The goal of this work is to understand activities and interactions in a complicated scene, e.g. a crowded traffic scene (see Figure 1), a busy train station or a shopping mall. In such scenes individual objects are often not easily tracked because of frequent occlusions among objects, and many different types of activities often occur simultaneously. Nonetheless, we expect a visual surveillance system to: (1) find typical single-agent activities (e.g. car makes a U-turn) and multi-agent interactions (e.g. vehicles stop waiting for pedestrians to cross the street) in this scene, and provide a summary; (2) label short video clips in a long sequence by interaction, and localize different activities involved in an interaction; (3) show abnormal activities, e.g. pedestrians cross the road outside the crosswalk; and abnormal interactions, e.g. jay-walking (people cross the road while vehicles pass by); (4) support queries about an interaction that has not yet been discovered by the system. Ideally, a sysmte would learn models of the scene to answer such questions in an unsupervised way.
Figure 1. System diagram.
To answer these challenges for visual surveillance systems, we must determine: how to compute low-level visual features, and how to model activities and interactions. Our approach is shown in Figure 1. We compute local motion, which are moving pixels indexed by discretized location and direction, as our low-level visual features, avoiding difficult tracking problems in crowded scenes. We do not adopt global motion features, because in our case multiple activities occur simultaneously and we want to separate singleagent activities from interactions. Word-document analysis is then performed by quantizing local motion into visual words and dividing the long video sequence into short clips as documents. We assume that visual words caused by the same atomic activity often co-exist in video clips (documents) and that interaction is a combination of atomic activities occuring in the same clip. Given this problem structure, we employ a hierarchical Bayesian approach, in which atomic activities are modeled as distributions over low-level visual features, and interactions are modeled as distributions over atomic activities. Under this model, surveillance tasks like clustering video clips and abnormality detection have a nice probabilistic explanation. Because our data is hierarchical, a hierarchical model can have enough parameters to fit the data well while avoiding overfitting problems, since it is able to use a population distribution to structure some dependence into the parameters. A detailed description of this work can be found in [1].

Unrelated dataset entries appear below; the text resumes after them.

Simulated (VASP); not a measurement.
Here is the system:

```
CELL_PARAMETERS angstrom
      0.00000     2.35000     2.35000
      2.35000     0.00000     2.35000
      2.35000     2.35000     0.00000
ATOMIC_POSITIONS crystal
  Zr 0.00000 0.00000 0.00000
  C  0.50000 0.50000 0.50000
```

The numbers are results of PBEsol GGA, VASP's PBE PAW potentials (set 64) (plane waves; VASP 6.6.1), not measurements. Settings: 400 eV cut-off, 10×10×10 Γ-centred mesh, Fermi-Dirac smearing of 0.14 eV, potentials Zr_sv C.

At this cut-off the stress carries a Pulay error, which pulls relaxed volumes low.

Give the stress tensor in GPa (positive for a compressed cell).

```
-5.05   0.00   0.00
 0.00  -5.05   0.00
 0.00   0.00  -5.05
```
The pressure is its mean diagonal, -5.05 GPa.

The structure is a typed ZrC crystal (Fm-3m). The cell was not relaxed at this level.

Figure 2. 29 discovered atomic activities in an unsupervised way, showing their distributions on motion features. The four colors represent four discretized motion directions
Figure 3. Short video clips are grouped into five clustered, which represent five different interactions. In the first row, we plot the interaction distributions over 29 atomic activities. In the second row, we show a vidoe clip as an example for each kind of interactions and mark the motions of the five largest atomic activities in that video clip.
[1] Xiaogang Wang, Xiaoxu Ma and Eric Grimson. Unsupervised Activity Perception by Hierarchical Bayesian Models. In the Proceedings of International Conference on Computer Vison and Pattern Recognition, 2007.